Literary magazine explores queer exclusion

Literary magazine explores queer exclusion

BooksMelbourne-based literary magazine Overland held a panel discussion on Wednesday night exploring under-represented voices in Australian literary publishing, following the success of their CAL Connections project. One panellist, Alyena Mohummadally, wrote a piece for the project on being queer and Muslim.

For CAL Connections, Overland sought contributions from a range of under-represented communities, including queer writers, Muslim writers and Indigenous writers, commissioning one essay from each.

“It came specifically out of the exclusion of women, but as soon as you start thinking about that it immediately poses the question, what other exclusions are taking place?” said Overland editor Jeff Sparrow, telling Star Observer how the project began.

“Even though it was only ever going to be slightly tokenistic it was at least raising the fact that there were people from other backgrounds who were being excluded from the publishing industry in Australia, and was a way of sort of kicking that discussion along.”

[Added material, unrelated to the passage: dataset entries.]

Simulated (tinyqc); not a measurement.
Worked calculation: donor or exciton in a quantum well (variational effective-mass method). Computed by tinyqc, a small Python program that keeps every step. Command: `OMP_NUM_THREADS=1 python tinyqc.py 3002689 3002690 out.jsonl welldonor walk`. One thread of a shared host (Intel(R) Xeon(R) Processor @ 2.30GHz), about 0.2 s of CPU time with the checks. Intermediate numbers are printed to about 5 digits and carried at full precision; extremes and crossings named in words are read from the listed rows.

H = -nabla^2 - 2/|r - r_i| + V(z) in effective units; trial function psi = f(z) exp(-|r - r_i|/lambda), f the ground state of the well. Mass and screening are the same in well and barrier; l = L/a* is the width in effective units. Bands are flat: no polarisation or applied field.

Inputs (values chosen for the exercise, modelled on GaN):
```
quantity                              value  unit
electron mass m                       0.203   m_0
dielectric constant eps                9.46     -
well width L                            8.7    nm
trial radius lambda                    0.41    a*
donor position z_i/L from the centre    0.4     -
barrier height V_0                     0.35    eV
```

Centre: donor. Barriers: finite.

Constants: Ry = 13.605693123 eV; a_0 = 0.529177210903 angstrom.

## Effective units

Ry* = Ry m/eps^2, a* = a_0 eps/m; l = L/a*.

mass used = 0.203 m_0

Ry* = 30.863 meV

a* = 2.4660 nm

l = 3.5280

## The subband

However, in discussing the project, Sparrow said they immediately realised its inherent problems.

“If you’re doing a call out for queer writers do they all have to write about queer issues?” he said.

“What if, for instance, they want to write about the situation in Iraq? It’s easy to end up in a situation where you simply replicating the notion that if for example you’re a writer from a Muslim background you must write from a Muslim background.”

In the “Queer writers” category, the published essay by David Donaldson was an analysis of the “gay panic” legal defence still in effect in some Australian jurisdictions, but Sparrow said they didn’t take a stance on subject matter one way or another.

“What has tended to happen is that people have written about the kinds of exclusion that they in particular face,” he said, noting Mohummadally’s piece about her personal experiences of both exclusion and inclusion around being both Muslim and queer.

“It was a nice outcome that this project could challenge in a sense the notion that people could be neatly put into one box or another.”

Sparrow argued that this breaking down of the categories they had chosen pointed to exclusion itself as a point of connection between different people’s experiences.

“I guess it illustrates the fairly basic issue that as soon as one group starts fight back about oppression it does open up possibilities for others as well,” he said.

Overland is still publishing essays in the CAL Connections project, and previous essays are available on the publication’s website.